School principals today reacted with anger to a letter from Caitriona Ruane criticising them for speaking out publicly about their mounting frustration at the lack of information on her transfer plans.
The Education Minister penned the letter after reading the article in the Belfast Telegraph last month — however, she still has not written a letter which she promised in February she would send to all parents and teachers, “given the scaremongering in the media”.
Ms Ruane’s two-page document was sent to David McCartney (principal of Brooklands Primary in Dundonald), Geraldine Regan, (principal of St Columba's Primary School, Straw, Co Londonderry) and Wilma McMaster, (parent of a P6 pupil and chair of the board of governors at Fair Hill Primary in Kinallen, Co Down).
Ms Ruane wrote: “I was surprised, and a little disappointed, to read the comments relating to my proposals for changes to transfer arrangements attributed to you in the Belfast Telegraph.”
She said she has given numerous public statements on her proposals for new post-primary arrangements — which involve the phasing out of academic selection over three years.
The Minister also warned that if she does not receive the support needed for a legislative approach “then transfer in 2010 will be unregulated”.
She concluded: “I believe that by working together we can build an education system that helps you ensure our young people are able to meet the demands and challenges of a rapidly changing world.”
David McCartney, who was pictured with his P6 class on the front page of the Telegraph and confirmed then that he still plans to prepare his pupils for a test, said: “I was disgusted when I received the letter. I couldn't believe it. I am going to write back to the Minister and will ask if she is going to write to each of the children who appeared in the newspaper as well.
“What she wrote about her proposals in her letter just regurgitates what she has said before. However, they are just proposals and will not get through the Executive.

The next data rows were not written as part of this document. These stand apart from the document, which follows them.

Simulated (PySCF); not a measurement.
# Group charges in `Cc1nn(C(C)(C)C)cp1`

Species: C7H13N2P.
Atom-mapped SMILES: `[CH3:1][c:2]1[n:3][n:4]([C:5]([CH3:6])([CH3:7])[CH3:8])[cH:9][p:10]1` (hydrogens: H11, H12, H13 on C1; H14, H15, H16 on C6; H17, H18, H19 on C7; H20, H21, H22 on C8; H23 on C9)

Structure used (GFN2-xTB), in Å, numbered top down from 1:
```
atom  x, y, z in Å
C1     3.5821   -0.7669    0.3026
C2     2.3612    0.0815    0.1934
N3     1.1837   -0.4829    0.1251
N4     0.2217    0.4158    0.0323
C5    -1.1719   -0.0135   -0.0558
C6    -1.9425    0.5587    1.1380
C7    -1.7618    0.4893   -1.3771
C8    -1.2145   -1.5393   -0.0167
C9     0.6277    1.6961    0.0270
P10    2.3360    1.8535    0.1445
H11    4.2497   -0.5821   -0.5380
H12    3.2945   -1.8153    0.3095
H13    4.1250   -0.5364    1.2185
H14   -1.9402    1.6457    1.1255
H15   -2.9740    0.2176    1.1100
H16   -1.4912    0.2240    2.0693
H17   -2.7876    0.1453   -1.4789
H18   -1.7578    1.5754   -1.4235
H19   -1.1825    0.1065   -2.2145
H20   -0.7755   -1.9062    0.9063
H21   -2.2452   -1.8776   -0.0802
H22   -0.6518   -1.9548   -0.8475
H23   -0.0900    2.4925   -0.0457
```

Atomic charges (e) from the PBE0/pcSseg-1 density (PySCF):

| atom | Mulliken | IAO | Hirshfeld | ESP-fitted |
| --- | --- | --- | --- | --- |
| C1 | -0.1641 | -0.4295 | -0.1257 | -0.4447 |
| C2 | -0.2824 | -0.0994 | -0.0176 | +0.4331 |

“We are still left in limbo and the bottom line is that we still do not know what is going to happen next year. It does not seem to get through to the Minister that we need years of advance notice to change the system. After the last article I had many calls of support from other schools agreeing that what we were saying about the confusion had to be said.”
Mrs McMaster said: “I was rather surprised in the middle of all this educational chaos that the Minister of Education had time to send me a letter.
“As an individual I was just giving my personal view in a democratic society. This view is shared by many parents of children at primary school.”
And Mrs Regan said: “I was more than surprised and a little disappointed to receive a letter from the minister in response to my comments.
“While I was grateful for the minister's clarification of the situation, I certainly did not appreciate the reprimanding tone of the letter.
“I attended a public meeting with Caitriona Ruane in Draperstown just a couple of weeks ago at which she tried to explain what was happening. I was none the wiser after this meeting and I cannot understand why the minister was not as clear in explaining her intentions that night as she is in this letter.
“The minister also seems to miss the point that I don't oppose what she is trying to do. I am not a fan of academic selection so that is not why I spoke out.
“I was merely trying to convey the widespread confusion and frustration among teachers, parents and children. I don't need to be reminded about the importance of helping children reach their fullest potential.”
Ulster Unionist education spokesman Basil McCrea said: “These people were very brave to come forward and speak out. It is outrageous for any politician to say to the people that they cannot voice their opinion. If the Minister plans to force her proposals through, this will be a recipe for disaster.”
Ms Ruane wants grammar schools to select 50% of their pupils based on their academic ability in 2010, 30% for the intake in 2011 and 20% in 2012. In 2013 all admissions would be based on non-academic criteria. However, her ministerial colleagues refused to discuss this proposal during a heated executive meeting in May.
Last month the Minister announced she would “take action” against schools who skew their teaching away from the curriculum to help pupils prepare for an entrance exam being set by 30 grammar schools.
A Department of Education spokesman said the minister was seeking a legislative framework for her plans, “developed to bring much-needed reform to the post-primary system — but they are also compromise proposals that allow for time and transition”.